By Chris Horner
As Climate Litigation Watch noted earlier this week, a Friday document production from UCLA sheds further light on that public institution’s law school and its role in the Climate Litigation Industry.
In it we see UCLA Prof. Ann Carlson cite to “Involvement of sophisticated environmental tort lawyers” as one reason to expect the Climate Litigation Industry’s assault will succeed in this new era (fairly viewed as beginning with the 2012 call for “a single sympathetic attorney general” to begin pursuing opponents of the climate political agenda, to obtain records for use in plaintiffs’ litigation).

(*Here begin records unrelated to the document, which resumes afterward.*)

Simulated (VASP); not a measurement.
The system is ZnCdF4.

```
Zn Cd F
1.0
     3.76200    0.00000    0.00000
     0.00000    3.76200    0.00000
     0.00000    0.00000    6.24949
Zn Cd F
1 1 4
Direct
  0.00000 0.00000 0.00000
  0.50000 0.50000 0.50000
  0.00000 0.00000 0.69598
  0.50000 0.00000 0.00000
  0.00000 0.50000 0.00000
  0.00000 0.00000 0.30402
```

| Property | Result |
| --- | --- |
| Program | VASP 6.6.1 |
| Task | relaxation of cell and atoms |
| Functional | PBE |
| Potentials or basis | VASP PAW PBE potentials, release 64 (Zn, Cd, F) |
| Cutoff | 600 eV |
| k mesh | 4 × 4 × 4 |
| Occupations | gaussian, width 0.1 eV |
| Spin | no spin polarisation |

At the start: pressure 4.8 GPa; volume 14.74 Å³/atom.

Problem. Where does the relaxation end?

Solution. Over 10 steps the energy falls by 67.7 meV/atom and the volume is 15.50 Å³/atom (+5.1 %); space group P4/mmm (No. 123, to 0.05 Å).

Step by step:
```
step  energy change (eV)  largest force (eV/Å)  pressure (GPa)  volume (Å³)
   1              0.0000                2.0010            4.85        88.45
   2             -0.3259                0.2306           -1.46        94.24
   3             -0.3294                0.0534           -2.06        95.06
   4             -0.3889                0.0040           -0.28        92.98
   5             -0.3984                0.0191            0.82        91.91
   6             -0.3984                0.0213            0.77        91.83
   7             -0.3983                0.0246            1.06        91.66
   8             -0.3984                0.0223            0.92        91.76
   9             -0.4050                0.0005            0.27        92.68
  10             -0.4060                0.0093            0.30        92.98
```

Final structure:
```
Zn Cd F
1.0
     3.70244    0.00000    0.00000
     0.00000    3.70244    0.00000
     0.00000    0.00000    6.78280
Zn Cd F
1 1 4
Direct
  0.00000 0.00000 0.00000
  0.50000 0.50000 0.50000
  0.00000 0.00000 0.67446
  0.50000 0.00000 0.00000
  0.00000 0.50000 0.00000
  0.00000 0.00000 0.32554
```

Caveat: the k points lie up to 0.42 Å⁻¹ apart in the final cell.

Here Prof. Carlson seems to be referencing plaintiffs’ lawyer Vic Sher of Sher Edling, the firm representing everyone who is anyone suing energy interests in search of massive, tobacco-style settlements in the name of catastrophic man-made global warming.
As Climate Litigation Watch also has detailed, that firm not only now runs the municipalities’ lawsuits but has a non-lawyer pitchman recruiting more municipal plaintiffs — one who is attentive to the problems that public transparency requirements can pose to those who would rather not receive the taxpayer scrutiny those laws are enacted to afford.
IRS tax filings show the firm has received many hundreds of thousands of dollars from climate-focused foundations while undertaking this effort, so a cynic might suggest that this isn’t merely pursuit of the massive contingency payout in the event of any settlement, laid out in a contract obtained by Government Accountability & Oversight).
Whatever treasure (if any) gets washed up in this man-made tsunami of litigation, UCLA’s document production suggests that Sher is among those with whom the professor is consulting in support of the cause. Specifically, several emails reveal that Sher is the source of some of Prof. Carlson’s materials in her public advocacy.
When it finally got around to processing the public records requests at issue — after being sued in the face of an obvious stonewall — UCLA asked Sher if he objected to certain records’ release, on Prof. Carlson’s belief that “pages 3 and 4 [of one of her presentations] come from a deck of your slides, as do the quotes on pages 5, 6, and 7”. UCLA did not provide the deck of Sher’s slides, but only those five pages (production PDF pages 241-246).
Sher replies, “Will you be attributing the documents to me, or simply releasing them as they are? If the latter, no problem.” Given there are no other records released addressing this, it is reasonable to assume that UCLA took that inquiry simply as “no problem”, releasing the records as well as this exchange in a discovery production about its handling of the requests.
Again, this assumes UCLA withheld no related correspondence. The answer to that will be public soon as should its production of records responsive to this request the school has withheld all this time. Around the same time, the school will need to produce its logs of records withheld, both in response to the discovery request delving into its handling of the requests and to the requests themselves. To withhold records, UCLA must demonstrate that the public’s interest in nondisclosure clearly outweighs the public’s interest in disclosure.
That is, to withhold records relating to its role in the Climate Litigation Industry, UCLA must demonstrate to the court’s satisfaction that the public has an interest in keeping those records free from public scrutiny, and that that interest is greater than the public’s interest in transparency. This is the subject of future posts.